Margaret “Marge” Tartaglione, 86, a political power in Philadelphia for four decades and onetime chairwoman of the Board of City Commissioners, died Tuesday morning.

As longtime Democratic chairwoman of the 62nd Ward in Northeast Philadelphia and head of the city agency that oversees elections, Mrs. Tartaglione held considerable sway. In a town known for political eccentricities, a visit to the ward meetings she held in the basement of her Oxford Circle home was a singular and sometimes nerve-racking experience.

Former U.S. Rep. Bob Brady, chairman of the Democratic City Committee, called Mrs. Tartaglione an “old-school politician.” Although out of office for nearly a decade, she was still a ward leader at the time of her death.

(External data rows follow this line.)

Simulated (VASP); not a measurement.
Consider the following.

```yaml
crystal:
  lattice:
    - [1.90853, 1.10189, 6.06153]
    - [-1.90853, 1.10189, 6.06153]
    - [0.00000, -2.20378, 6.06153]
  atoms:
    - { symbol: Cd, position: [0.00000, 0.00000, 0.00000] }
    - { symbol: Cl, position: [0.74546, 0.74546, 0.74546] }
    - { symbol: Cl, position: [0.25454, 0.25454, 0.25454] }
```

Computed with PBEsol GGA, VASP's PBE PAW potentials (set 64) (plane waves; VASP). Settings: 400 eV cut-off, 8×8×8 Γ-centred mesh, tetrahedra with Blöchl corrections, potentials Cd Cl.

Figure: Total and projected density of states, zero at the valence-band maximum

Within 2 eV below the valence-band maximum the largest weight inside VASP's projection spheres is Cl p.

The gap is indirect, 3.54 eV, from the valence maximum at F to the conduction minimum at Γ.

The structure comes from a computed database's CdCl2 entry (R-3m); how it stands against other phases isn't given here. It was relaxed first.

“She was a warrior,” Brady said. “She spoke her mind. She fought for all her constituents, all her committee people.… She was a major fighter.”

A raspy-voiced woman with a lacerating wit, Mrs. Tartaglione was a canny operator in one of the nation’s last urban Democratic machines, dominated by men when she came to power.

Mrs. Tartaglione was also the matriarch of a political family that includes daughters State Sen. Christine “Tina” Tartaglione and Renee Tartaglione Matos, who served as chief of staff of her mother’s city commissioners office until she was forced out following a city Ethics Board investigation, and ultimately was imprisoned on federal fraud and theft convictions.

When he last saw her, on primary election day May 21, Mrs. Tartaglione appeared to have lost some weight, Brady said. She more recently had been moved to hospice care, he said.

“She had a lot of health issues,” the Democratic leader said. “She always fought back. This one, I guess she couldn’t fight back.”

Sen. Tartaglione on Tuesday issued a statement calling her mother “a very strong yet compassionate woman.”

“At a time when women were rarely afforded a seat at the table, she not only earned a seat, she became an enduring leader and icon who will always be revered and remembered fondly,” the statement said.

Frank DiCicco, a former city councilman, recalled Mrs. Tartaglione’s making candidates sing in front of her ward committee members before considering them for an endorsement. DiCicco said he sang “I Had a Dream,” a song he grew up harmonizing with friends on South Philadelphia street corners.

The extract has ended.